Whilst all this was going on in my head, the radio was powered up and receiving lots of signals.  I began to notice an unusual tone to the received signals, and upon investigating this I realised that the frequency had developed a nasty "wobble", jumping about by small amounts.  I also noticed that the radio was pulling around 100mA more current from my  power supply than it used to, so something was clearly wrong.

I established fairly quickly that the 8V regulated rail from the AVR unit had increased to nearly 9V and was fluctuating.  It was possible to trim this back to 8V but the fluctuations continued.  This is when I noticed Q6 on this board running VERY hot.

Further investigation of voltages around the circuit established that the Q6/Q7 pair (the shunt voltage regulator error amplifier) was "up the creek" (Remember Q5 in this circuit was one of the first faults I found on this set).

Q6 was found to be short circuit from collector to base, and when Q7 was removed, I found ANOTHER case of "rotten transistor leg syndrome".
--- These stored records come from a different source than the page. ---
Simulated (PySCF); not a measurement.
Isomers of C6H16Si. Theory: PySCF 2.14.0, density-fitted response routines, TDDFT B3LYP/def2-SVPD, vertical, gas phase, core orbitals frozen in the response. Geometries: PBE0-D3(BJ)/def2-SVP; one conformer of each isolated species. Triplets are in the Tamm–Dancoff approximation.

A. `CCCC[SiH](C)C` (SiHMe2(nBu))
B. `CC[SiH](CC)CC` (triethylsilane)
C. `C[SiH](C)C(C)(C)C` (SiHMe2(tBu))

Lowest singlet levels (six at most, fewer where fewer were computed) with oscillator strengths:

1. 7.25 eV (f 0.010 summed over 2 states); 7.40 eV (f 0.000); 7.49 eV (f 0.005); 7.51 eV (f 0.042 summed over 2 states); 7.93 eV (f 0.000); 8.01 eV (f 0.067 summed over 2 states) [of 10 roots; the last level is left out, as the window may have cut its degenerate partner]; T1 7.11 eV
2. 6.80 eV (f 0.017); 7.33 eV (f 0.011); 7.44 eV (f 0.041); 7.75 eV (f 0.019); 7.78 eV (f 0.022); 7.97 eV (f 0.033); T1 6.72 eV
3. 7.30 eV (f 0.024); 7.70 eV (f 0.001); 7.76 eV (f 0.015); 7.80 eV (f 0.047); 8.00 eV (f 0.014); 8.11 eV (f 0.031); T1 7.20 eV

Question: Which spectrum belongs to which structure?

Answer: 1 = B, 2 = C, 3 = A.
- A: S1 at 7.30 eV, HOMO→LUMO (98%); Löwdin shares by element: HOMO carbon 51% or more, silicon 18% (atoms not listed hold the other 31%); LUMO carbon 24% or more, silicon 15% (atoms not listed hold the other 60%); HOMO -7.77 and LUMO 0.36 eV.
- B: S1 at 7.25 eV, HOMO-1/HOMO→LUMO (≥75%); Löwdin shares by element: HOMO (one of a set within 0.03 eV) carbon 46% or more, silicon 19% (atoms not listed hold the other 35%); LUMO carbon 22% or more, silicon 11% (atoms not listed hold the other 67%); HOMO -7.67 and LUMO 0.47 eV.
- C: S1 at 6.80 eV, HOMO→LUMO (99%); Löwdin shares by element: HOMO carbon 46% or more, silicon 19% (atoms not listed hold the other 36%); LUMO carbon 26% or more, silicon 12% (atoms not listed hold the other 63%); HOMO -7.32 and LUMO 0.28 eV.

I am very suspicious now that at some point in the past this transceiver had some unpleasant, corrosive liquid spilt into it, or something of that nature way back in it's past.   That might explain a thing or two ...
Dead Q6 at the top (base lead looks "iffy too!) Q7 with collector lead (middle) almost eaten through.  The 180 ohm resistor R11 is absolutely fine.

Replacing both of these transistors has restored everything to normal - 2N3704s used to replace the 2SC945s - the base and collector terminals just need to be transposed.

Right, where were we? . . .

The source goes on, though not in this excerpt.